As Valentine’s Day approaches, New Zealanders have warned to be on the look out for romance scams. This comes after a farmer was lost a total of $1.2 million by a woman he met on Facebook.
The farmer, who is only referred to as Mark, said a woman named ‘Connie’ started talking to him for about two or three months and asked for his help with getting hold of her inheritance. “This woman Connie told me her parents had been killed in a car accident. I talked to her [on Facebook] for about two or three months. And then she told me she had inherited some gold, and needed money to pay fees to have it released by the American government. And I went along with it,” said Mark.
Romance Scams Leave Mark Destitute
Consequently, Mark had sent Connie $30,000, money to Malaysia, the UK, and the US for things like fees, taxes, and transportation fees to help her bring the alleged gold she had to New Zealand. Furthermore, Mark even lost his inheritance – his parent’s farm – in the scam. He has nothing left at all.
Romance scams, especially around Valentine’s Day, are on the up and target lonely people. Fraud education manager, Bronwyn Groot, notes that there is a steady increase in cases similar to Mark’s. “Unfortunately, these Kiwis discover the person they thought they were talking to is in fact a sophisticated organised crime ring,” she said. Groot is currently helping Mark with his case.
Scams Costing New Zealanders More Each Year
The number of New Zealanders that fall prey to these organised crime rings is rather high. Online safety organisation Netsafe estimates that between January and September 2018, Kiwis lost $8.7 million to romance scams. This is a $7.3 million increase from 2017.
There are signs you can look out for to see whether you’re a victim of a romance scam or not.
- Usually start through dating websites, social media, or by email.
- The person you are talking to confesses their love for you quite quickly.
- Thereafter, they start asking you for money to help with a sick family member, getting hold of their inheritance, or an airfare to come visit you. The stories tend to become more and more elaborate.
How to Avoid a Romance Scam
And finally, here are some tips to avoid scams:
- Never send money to someone you haven’t met in person.
- If the person who approached you sends you a photo of themselves, Google image search it to see if they aren’t using someone else’s identity.
- Verify any documents they may send you.

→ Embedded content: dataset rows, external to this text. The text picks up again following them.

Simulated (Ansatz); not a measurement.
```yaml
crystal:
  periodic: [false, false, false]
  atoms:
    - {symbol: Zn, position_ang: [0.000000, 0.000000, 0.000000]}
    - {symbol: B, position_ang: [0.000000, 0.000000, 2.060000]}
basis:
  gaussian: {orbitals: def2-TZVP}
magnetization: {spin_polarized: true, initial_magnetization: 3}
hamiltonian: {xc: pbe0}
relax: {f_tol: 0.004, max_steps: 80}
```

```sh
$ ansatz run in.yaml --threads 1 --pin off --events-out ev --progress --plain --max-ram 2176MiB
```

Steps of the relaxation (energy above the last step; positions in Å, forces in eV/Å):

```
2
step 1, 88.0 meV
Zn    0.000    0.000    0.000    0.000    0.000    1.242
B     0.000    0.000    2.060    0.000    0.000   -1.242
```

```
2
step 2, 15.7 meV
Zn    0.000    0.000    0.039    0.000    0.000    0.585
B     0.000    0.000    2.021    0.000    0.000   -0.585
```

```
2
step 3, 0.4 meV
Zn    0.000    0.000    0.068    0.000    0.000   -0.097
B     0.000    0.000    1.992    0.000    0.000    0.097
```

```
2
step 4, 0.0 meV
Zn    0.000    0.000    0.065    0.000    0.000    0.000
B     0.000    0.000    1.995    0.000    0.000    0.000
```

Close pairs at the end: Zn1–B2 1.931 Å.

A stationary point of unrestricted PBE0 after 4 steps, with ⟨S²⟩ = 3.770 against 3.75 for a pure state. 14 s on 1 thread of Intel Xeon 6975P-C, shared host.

- If you suspect that you are a target, stop all contact, and change your social media accounts and replace the SIM card in your phone.
Romance scams not only hurt you financially, they destroy your self-esteem. “The tragedy of romance scams is that people not only lose money, but also have their hearts broken. They go through a grieving process over losing someone they thought they loved, and who they thought loved them,” Groot said.